WASHINGTON (JTA) — Leaders of the country’s largest evangelical pro-Israel lobby are flying in to Washington, D.C., to back bills that slam the recent U.N. anti-settlements resolution and force the president to move the Israeli Embassy to Jerusalem.
Some 260 members of Christians United for Israel are coming from 49 states to push the measures Wednesday on Capitol Hill, a CUFI news release said.
The tone of the release and of an interview with CUFI’s leadership in Bloomberg News ahead of the fly-in suggest that the group is ready to assert itself under President-elect Donald Trump, who is seen as friendly to the right-wing Israeli policies that CUFI has embraced in the past.

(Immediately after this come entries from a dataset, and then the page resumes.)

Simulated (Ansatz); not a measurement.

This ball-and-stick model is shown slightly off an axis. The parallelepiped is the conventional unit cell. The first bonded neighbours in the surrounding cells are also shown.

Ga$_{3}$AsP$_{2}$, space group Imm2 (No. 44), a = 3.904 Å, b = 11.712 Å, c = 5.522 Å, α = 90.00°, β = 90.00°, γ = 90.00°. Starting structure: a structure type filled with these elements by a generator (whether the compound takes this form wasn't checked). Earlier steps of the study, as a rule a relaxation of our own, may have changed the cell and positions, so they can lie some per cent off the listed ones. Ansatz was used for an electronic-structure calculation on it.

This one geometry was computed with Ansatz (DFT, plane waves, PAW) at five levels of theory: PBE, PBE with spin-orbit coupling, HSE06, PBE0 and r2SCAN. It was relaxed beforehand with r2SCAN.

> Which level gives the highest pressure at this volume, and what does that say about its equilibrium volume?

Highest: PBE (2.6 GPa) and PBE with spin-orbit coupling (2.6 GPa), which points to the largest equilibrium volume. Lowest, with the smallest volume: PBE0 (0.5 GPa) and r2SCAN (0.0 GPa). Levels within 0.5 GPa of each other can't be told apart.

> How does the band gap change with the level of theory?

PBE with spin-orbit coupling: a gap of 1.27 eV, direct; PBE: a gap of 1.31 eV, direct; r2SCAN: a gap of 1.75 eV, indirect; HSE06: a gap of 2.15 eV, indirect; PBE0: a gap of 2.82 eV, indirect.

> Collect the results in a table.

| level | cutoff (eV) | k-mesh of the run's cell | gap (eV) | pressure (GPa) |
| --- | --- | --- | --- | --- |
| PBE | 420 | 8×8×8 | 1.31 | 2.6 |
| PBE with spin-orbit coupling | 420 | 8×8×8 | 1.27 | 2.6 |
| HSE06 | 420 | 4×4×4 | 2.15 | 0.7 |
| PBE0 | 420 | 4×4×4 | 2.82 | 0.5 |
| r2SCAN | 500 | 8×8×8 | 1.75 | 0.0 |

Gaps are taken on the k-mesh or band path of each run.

“There are millions of Christian Zionists across the country who are incensed at the Obama administration’s treatment of Israel, and we will make our voice heard both in the halls of Congress and at the ballot box,” Pastor John Hagee, the group’s founder, said in the release.
The two congressional measures favored by CUFI, both introduced in the Senate in recent days by Republicans, blast the Security Council resolution and would cut in half funding for embassy security across the world until the U.S. Embassy is moved to Jerusalem.
The Obama administration did not vote for the Security Council resolution, saying it lacked balance, but abstained. The abstention – lacking the veto that a U.S. vote against would have triggered – allowed through, for the first time during the Obama presidency, a resolution opposed by Israel. It triggered sharp attacks on Obama from Israel’s government, the mainstream pro-Israel community and most Republicans and some Democrats in Congress.
Trump has said he will move the embassy to Jerusalem, but his transition team has yet to offer a timeline. Foreign Policy reported Tuesday that a letter is circulating among Republicans in the U.S. House of Representatives urging Trump to take “swift action” on moving the embassy to Jerusalem.
The CUFI delegates will also lobby for the confirmation of Trump’s pick for Israel ambassador, David Friedman, his longtime lawyer who has stirred controversy for describing some Jewish critics of Israeli government policies as “kapos” and who has deep and longstanding ties with the settlement movement.